NVIDIA DOCA DPI Programming Guide

The NVIDIA DOCA DPI Programming Guide provides developers instructions to deploy the DOCA DPI library.

1. Introduction

Important: No updates were made to the DOCA DPI library in DOCA 2.2. Please refer to DOCA 2.5 for a note regarding future DPI updates.

Deep packet inspection (DPI) is a method of examining the full content of data packets as they traverse a monitored network checkpoint.

DPI provides a more robust mechanism for enforcing network packet filtering as it can be used to identify and block a range of complex threats hiding in network data streams more accurately. This includes:
  • Malicious applications
  • Malware data exfiltration attempts
  • Content policy violations
  • Application recognition
  • Load balancing
The DOCA DPI library supports inspection of the following protocols:
  • HTTP 2.0/1.1/1.0
  • TLS/SSL client hello and certificate messages
  • DNS

TCP/UDP stream-based signatures may detect applications on other protocols.

2. Prerequisites

DPI-based applications can run either on the host machine, or on the NVIDIA® BlueField® DPU target. Since the DPI leverages the Regular Expressions (RegEx) Engine, users must make sure it is enabled.

The RegEx engine is enabled by default on the DPU. To use DPI directly on the host, run:
host> sudo /etc/init.d/openibd stop
dpu> echo 1 > /sys/class/net/p0/smart_nic/pf/regex_en
dpu> cat /sys/kernel/mm/hugepages/hugepages-2048kB/nr_hugepages
# Make sure to allocate 200 additional hugepages
dpu> sudo echo 600 > /sys/kernel/mm/hugepages/hugepages-2048kB/nr_hugepages
dpu> systemctl start mlx-regex
# Verify the service is properly running
dpu> systemctl status mlx-regex
host> sudo /etc/init.d/openibd start
Note: Commands with the host prompt must be run on the host. Commands with the dpu prompt must be run on BlueField (Arm).

3. Architecture

The following diagram shows how the DPI library receives for processing a compiled signatures files and a stream of "in-order" and non-fragmented packets, and returns matches per flow.

3.1. Signature Database

The signature database is compiled into a CDO file by the DPI compiler. The CDO file includes:

  • Compiled RegEx engine rules
  • Other signature information

The application may load a new database while the DPI is processing packets.

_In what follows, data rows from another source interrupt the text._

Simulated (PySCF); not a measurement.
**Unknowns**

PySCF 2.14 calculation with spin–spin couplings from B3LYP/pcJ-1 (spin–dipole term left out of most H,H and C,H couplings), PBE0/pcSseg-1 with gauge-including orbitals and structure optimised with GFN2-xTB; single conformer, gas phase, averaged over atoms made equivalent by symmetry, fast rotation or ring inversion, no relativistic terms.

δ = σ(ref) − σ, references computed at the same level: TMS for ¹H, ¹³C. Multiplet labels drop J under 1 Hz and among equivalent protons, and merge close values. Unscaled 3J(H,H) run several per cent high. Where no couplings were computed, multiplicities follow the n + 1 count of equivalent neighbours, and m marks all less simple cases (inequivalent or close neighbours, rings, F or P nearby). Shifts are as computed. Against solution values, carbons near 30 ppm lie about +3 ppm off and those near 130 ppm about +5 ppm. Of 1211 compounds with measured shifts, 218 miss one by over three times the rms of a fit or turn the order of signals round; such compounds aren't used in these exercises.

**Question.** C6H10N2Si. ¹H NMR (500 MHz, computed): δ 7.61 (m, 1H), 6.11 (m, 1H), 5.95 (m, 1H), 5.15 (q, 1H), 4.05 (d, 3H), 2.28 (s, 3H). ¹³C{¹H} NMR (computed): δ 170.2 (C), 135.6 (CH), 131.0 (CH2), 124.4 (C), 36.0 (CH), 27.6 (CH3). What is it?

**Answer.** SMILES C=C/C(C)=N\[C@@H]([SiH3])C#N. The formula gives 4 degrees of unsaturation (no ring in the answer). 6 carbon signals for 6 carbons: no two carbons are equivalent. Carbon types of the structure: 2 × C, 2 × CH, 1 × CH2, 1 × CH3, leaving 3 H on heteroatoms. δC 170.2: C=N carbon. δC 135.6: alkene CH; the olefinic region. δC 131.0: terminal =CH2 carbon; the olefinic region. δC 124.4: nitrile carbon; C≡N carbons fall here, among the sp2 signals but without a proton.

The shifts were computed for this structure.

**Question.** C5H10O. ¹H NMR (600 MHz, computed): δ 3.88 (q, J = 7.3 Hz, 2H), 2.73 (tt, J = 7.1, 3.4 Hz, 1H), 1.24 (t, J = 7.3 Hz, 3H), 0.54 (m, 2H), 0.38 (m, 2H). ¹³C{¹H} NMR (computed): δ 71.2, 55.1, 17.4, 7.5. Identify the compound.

For more information on the DPI compiler, please refer to the NVIDIA DOCA DPI Compiler document.
Note: Programs using DOCA DPI library version 2.0 and above must use CDO files generated by DOCA DPI Compiler version 2.0 and above.

3.2. DPI Queue

A DPI queue, implemented as a doca_workq, is designed to be used by a worker thread. The DPI queue holds the flow's state. Therefore, all packets from both directions of the flow must be submitted to the same DPI queue in-order. Each packet must be injected as a doca_buf along with a flow context and a direction.

A flow direction is usually represented by a 5-tuple, but it can also be a 3-tuple for other protocols.
Note: From the application's side, the connection tracking (CT) logic must handle out-of-order packets as well as fragmented packets. Once a connection has timed out or terminated, the application must notify the DPI library as well.

4. API

For the library API reference, refer to DPI API documentation in NVIDIA DOCA Libraries API Reference Manual.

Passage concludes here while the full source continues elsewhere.